The decision on whether to postpone the race, which takes place in Jiading on the outskirts of Shanghai, currently rests with the local government and race promoter, Juss Event. Formula One's motorsport director Ross Brawn said he is expecting a decision within the next two weeks.
"We're waiting for the Chinese promoter and authorities to make the final decision, which I think they will," Brawn was quoted by Motorsport.com. "They have canceled all the public events in March. So no public sporting events or activities.
"So it is a tragic and very difficult situation. I think it'll become clear in the next week or two what's going to happen."
He added: "If there is a probability it doesn't happen in April, it will be postponed. We will leave open the opportunity to see if the race can run later in the year. China is an enthusiastic, growing market. So we'd like to have a race in China."
Brawn ruled out a straight swap with another race on the calendar, but the congested schedule later in the year means there is not an obvious alternative date.
Although there is no official deadline for a decision, Brawn said the sport would need a definitive answer before team members arrive in the country to start preparations in two weeks' time.
"There's two logistical deadlines," he said. "One is when all the sea freight goes which is this week, or next week. So the things like fuel and so on go on a ship. But that's not disastrous if that shifts and has to be brought back.

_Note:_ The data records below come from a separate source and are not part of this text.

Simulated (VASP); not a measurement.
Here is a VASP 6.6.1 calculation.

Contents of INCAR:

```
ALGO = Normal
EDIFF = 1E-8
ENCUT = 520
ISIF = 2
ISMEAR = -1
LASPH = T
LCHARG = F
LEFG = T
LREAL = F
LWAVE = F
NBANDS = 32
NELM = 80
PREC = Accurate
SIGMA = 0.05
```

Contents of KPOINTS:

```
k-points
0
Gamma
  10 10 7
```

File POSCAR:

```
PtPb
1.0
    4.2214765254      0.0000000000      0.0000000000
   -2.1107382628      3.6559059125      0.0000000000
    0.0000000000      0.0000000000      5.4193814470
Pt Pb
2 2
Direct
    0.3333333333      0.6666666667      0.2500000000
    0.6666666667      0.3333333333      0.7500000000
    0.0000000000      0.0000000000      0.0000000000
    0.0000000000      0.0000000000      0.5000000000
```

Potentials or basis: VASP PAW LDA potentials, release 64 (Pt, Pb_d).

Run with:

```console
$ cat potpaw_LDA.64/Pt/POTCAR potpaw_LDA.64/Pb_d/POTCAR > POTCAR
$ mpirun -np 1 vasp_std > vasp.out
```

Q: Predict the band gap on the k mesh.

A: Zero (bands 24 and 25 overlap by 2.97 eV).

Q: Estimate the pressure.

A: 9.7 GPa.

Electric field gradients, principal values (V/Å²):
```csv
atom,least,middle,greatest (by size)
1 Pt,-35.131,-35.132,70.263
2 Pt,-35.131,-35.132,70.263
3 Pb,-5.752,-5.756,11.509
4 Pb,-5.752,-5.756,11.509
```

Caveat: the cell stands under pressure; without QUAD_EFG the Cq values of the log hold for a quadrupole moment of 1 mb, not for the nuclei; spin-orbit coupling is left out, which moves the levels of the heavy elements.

"Then we get into physically putting people over there. That's a big challenge with people going there to prepare for the race. That's a critical stage. And that will happen in two or three weeks' time. I think that's the point at which you really have to say what the situation is."
Should the race be canceled, there will be a four-week break between the two brand new races on the 2020 calendar -- the Vietnam Grand Prix on April 5 and the returning Dutch Grand Prix at Zandvoort on May 3. However, apart from F1's summer break, which includes an enforced two-week shutdown at team factories, there are no multiple-weekend gaps between races for the Chinese Grand Prix to slot into.